By Cai Hong in Tokyo | China Daily | Updated: 2016-10-26 06:54

Balanced, comprehensive and sensible coverage of China-Japan relations is needed, according to senior media professionals from the two countries who attended a forum in Tokyo on Monday and Tuesday.

They warned that biased reports would fuel misconceptions among people in China and Japan.

Jin Ying, a researcher at the Chinese Academy of Social Sciences, used the East China Sea issue as an example.

China and Japan have reached a principled consensus on the issue, which has not been covered fully in the two countries. Their agreement on fishing around the Diaoyu Islands has barely been reported. Also, they have agreed on building a crisis management mechanism after the meeting between President Xi Jinping and Japanese Prime Minister Shinzo Abe in Hangzhou, capital of Zhejiang province, last month.

People in the two countries are not adequately informed of these consensuses, Jin said.

Representatives from major media organizations in China and Japan, including China Daily, China Central Television, Yomiuri Shimbun, Kyodo News Agency and NHK, compared notes on what role media plays in promoting understanding between the two peoples.

Gao Anming, deputy editor-in-chief of China Daily, said media professionals can play a constructive role in helping people in the two countries understand each other better and reduce irrational feelings.

A recent opinion poll conducted by the China International Publishing Group and Japanese think tank Genron NPO showed that 71.3 percent of Chinese interviewees took Chinese media's coverage of Japan and the China-Japan relations as fair and objective, while only about 20 percent of Japanese counterparts accepted Japanese reporting of China and bilateral ties.

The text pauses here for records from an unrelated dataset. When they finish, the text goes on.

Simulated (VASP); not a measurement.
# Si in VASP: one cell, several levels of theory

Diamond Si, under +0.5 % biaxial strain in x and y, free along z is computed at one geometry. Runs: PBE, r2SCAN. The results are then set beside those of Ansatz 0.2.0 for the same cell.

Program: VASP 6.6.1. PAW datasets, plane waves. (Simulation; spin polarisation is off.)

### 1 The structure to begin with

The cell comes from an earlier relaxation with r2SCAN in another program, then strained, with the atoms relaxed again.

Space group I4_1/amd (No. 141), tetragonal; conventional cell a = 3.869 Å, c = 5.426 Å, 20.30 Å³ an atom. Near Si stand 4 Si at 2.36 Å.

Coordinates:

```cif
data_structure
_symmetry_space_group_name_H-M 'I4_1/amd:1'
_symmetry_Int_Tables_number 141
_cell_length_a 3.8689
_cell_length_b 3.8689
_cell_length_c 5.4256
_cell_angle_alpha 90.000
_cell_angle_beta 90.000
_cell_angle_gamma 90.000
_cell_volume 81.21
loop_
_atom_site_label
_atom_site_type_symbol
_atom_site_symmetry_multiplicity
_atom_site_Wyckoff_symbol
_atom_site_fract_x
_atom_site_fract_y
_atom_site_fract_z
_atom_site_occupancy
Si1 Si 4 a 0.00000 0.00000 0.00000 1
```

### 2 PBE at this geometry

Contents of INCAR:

Veteran Japanese journalist Yasuhiro Tase said that the mainstream media in the country stood behind all the Japanese wars with other countries, and Japan's media outlets have not reflected on the role they played in the past.

Ryuta Okutani, senior manager of News Reporting Center's International News Division of Japan Broadcasting Corp, recommended that fashion-oriented tourism be developed to draw young Japanese to China, creating opportunities for them to have exchanges with their young Chinese counterparts.